By CultureBanx Team
- The World Bank and Egypt signed a $1B private sector agreement
- Economic reforms in Egypt have helped increase growth to 5.3% in 2018
The World Bank and Egypt signed a $1 billion agreement to spur the country’s private sector. By supporting small businesses, the country’s largest source of jobs, Egypt’s government hopes to bring about sustainable economic reform from this second phase of support.
Why This Matters: Egypt’s economy is weighed down by a legacy of heavy bureaucracy and a lack of transparency which deters investors. However, this funding is intended to support the next phase of the country’s reform program and finance the government’s economic development program, “Egypt Takes Off”.
Currently, the World Bank has 16 projects in Egypt worth a total of $6.69 billion. This deal is part of a broader package of support by the World Bank to Egypt, while ensuring public funds are properly reallocated to build human capital.
“Our aim is to create more and better opportunities for Egyptians, and promote inclusive and sustainable development; our partnership with the World Bank is accelerating our efforts towards that goal,” said Dr. Sahar Nasr, Egypt’s Minister of International Cooperation.

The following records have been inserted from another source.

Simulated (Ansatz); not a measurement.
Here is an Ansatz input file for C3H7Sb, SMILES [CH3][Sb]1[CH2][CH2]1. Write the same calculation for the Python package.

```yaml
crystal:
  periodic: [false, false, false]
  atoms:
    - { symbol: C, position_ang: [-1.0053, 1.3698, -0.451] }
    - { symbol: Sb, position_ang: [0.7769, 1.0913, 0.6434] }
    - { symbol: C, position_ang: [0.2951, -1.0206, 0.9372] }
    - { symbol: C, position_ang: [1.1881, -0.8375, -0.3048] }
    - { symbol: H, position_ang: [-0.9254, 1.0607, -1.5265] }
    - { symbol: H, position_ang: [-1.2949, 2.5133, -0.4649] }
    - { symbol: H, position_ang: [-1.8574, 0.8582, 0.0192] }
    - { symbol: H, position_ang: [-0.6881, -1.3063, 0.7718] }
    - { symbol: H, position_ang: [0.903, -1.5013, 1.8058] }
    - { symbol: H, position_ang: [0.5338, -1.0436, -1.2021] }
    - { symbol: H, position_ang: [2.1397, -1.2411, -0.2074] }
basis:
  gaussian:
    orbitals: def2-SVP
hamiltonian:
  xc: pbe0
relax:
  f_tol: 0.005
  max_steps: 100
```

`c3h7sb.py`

Currently, the World Bank has 16 projects in Egypt worth a total of $6.69 billion
Egypt has pushed ahead with a series of economic reforms tied to a $12 billion International Monetary Fund loan program aimed at reviving the economy and plugging a budget deficit. Economic reforms in Egypt have helped increase growth in the country from 4.2% in 2017 to 5.3% in 2018. Expectations are for growth to climb six percent this year.
Situational Awareness: Some of the reforms have strained ordinary Egyptians, tens of millions of whom live under the poverty line. An estimated 700,000 people join the labor market each year and this is one of the challenges the World Bank’s financial support is meant to address.